Statement of theorem:
Let $f:\mathbb R^n \to \mathbb R \cup \{ \infty \}$ be a proper convex function. Suppose that $\bar x$ belongs to the interior of the effective domain of $f$ and that $\inf_{x \in \mathbb R^n} f(x) < f(\bar x)$. If
$$
C = \{ x \in \mathbb R^n \mid f(x) \leq f(\bar x) \}
$$
then
$$
N_C(\bar x) = \mathbb R^+ \partial f(\bar x) = \{ t g \mid t \geq 0, g \in \partial f(\bar x) \}.
$$
Here $N_C(\bar x)$ is the normal cone to $C$ at $\bar x$.
Proof strategy:
We can prove this theorem in the following steps.
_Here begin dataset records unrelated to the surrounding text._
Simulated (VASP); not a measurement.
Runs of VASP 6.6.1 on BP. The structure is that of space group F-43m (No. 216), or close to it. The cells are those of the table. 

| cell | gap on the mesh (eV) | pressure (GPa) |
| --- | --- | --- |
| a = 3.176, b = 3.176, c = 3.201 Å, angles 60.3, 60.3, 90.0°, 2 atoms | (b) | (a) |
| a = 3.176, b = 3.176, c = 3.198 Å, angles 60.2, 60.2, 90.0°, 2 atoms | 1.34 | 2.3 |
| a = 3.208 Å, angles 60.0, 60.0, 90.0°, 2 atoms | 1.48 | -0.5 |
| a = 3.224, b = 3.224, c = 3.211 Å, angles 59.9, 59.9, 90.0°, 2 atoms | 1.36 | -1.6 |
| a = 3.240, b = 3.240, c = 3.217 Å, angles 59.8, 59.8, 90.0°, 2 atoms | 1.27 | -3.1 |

We'll first show that the tangent cone to $C$ at $\bar x$ is
$$
\tag{$\spadesuit$} T_C(\bar x) = \{ v \in \mathbb R^n \mid D_v f(\bar x) \leq 0\}.
$$
Because $\bar x$ is in the interior of the effective domain of $f$, we have that $\partial f(\bar x)$ is nonempty and compact and
$$
D_v f(\bar x) = \max_{g \in \partial f(\bar x)} \langle g, v \rangle \qquad \text{for any } v \in \mathbb R^n.
$$
We notice that
\begin{align}
\{ v \in \mathbb R^n \mid D_v f(\bar x) \leq 0 \} &=
\{ v \in \mathbb R^n \mid \langle g, v \rangle \leq 0 \text{ for all } g \in \partial f(\bar x) \} \\
&= \{ v \in \mathbb R^n \mid \langle tg, v \rangle \leq 0 \text{ for all } g \in \partial f(\bar x), t \geq 0 \} \\
\tag{$\clubsuit$}&= \left( \mathbb R^+ \partial f(\bar x) \right)^\circ.
\end{align}
Here
$$
\mathbb R^+ \partial f(\bar x) = \{ t g \mid g \in \partial g(\bar x) \}
$$
is the convex cone generated by $\partial f(\bar x)$.
Because $\partial f(\bar x)$ is compact, the set $\mathbb R^+ \partial f(\bar x)$ is in fact a closed convex cone.
Putting the above pieces together, we see that
\begin{align}
N_C(\bar x) &= T_C(\bar x)^\circ \\
&=
\{ v \in \mathbb R^n \mid D_v f(\bar x) \leq 0 \}^\circ \\
&= \left(\mathbb R^+ \partial f(\bar x) \right)^{\circ \circ} \\
&= \mathbb R^+ \partial f(\bar x).
\end{align}
This is what we wanted to show.
Proof details: Steps 2 and 3 above are already complete. We only need to provide details for step 1.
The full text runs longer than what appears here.